My watch displayed 4:39 as I snuck out of the bedroom this morning, knowing that if I didn't take advantage of my unintended early rise I'd be tempted to sleep through my 6 a.m. alarm. The day's forecast was for early morning rain, and the rain from the night before could have flushed all the fish out to the inlets. I decided on Thursday I needed a fishing trip, though, so out the door I went.
The skiff hit the water at Bing's Landing just before 6 a.m. A resident snook came over to inspect my trailer lights as I tied her off at the dock. Good sign?
A ten-pound bag of ice for cold drinks and dinner guests was all that I needed from Capt. Herrera's awesome new shop before firing up and heading out for a day of slinging plastics on a couple of nearby flats I've grown intensely fond of recently.

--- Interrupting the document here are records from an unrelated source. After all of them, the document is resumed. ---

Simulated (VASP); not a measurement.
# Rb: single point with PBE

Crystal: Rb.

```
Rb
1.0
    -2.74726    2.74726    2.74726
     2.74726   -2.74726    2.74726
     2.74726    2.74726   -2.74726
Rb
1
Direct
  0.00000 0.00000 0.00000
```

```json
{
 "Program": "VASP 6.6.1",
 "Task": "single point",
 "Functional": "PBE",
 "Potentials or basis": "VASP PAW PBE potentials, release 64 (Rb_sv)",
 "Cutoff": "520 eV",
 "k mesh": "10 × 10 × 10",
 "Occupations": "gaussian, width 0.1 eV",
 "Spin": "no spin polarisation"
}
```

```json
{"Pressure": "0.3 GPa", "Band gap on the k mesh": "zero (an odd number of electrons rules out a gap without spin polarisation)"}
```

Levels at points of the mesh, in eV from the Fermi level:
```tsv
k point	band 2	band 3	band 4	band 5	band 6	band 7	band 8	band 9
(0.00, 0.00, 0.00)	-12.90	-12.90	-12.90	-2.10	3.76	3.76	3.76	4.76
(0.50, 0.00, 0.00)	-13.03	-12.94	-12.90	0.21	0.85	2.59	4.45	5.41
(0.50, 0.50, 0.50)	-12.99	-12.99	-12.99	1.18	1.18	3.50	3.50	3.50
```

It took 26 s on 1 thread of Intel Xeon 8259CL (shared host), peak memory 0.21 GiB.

I started with a chartreuse and black Top Dog which was inhaled after only a few minutes by a 19" redfish hanging under a school of mullet near the spartina.
I kept working the Top Dog along the edges of the spartina grass with multiple blow-ups until this slot trout picked a fight with it.
Not too many more toss-and-twitches and this upper slot red sucked down a chartreuse-head breakfast. He fought like a dump truck on my 10-pound spinning outfit. Under the boat, around the motor and over an oyster bar--my tough 20-pound flouro leader was the only thing that kept us tethered.
I moved down a couple of creeks as the rain started coming down, and I picked up a little trout on a DOA shrimp.
It was a great morning under grey skies on an outgoing tide. The flats were full of life and water levels were quite high, no doubt owing to the many inches of rain we've had every day this week. The fish were in amongst the mullet and seemed to prefer a steady walk-the-dog retrieve. Stay quiet and persistent--the reds will come.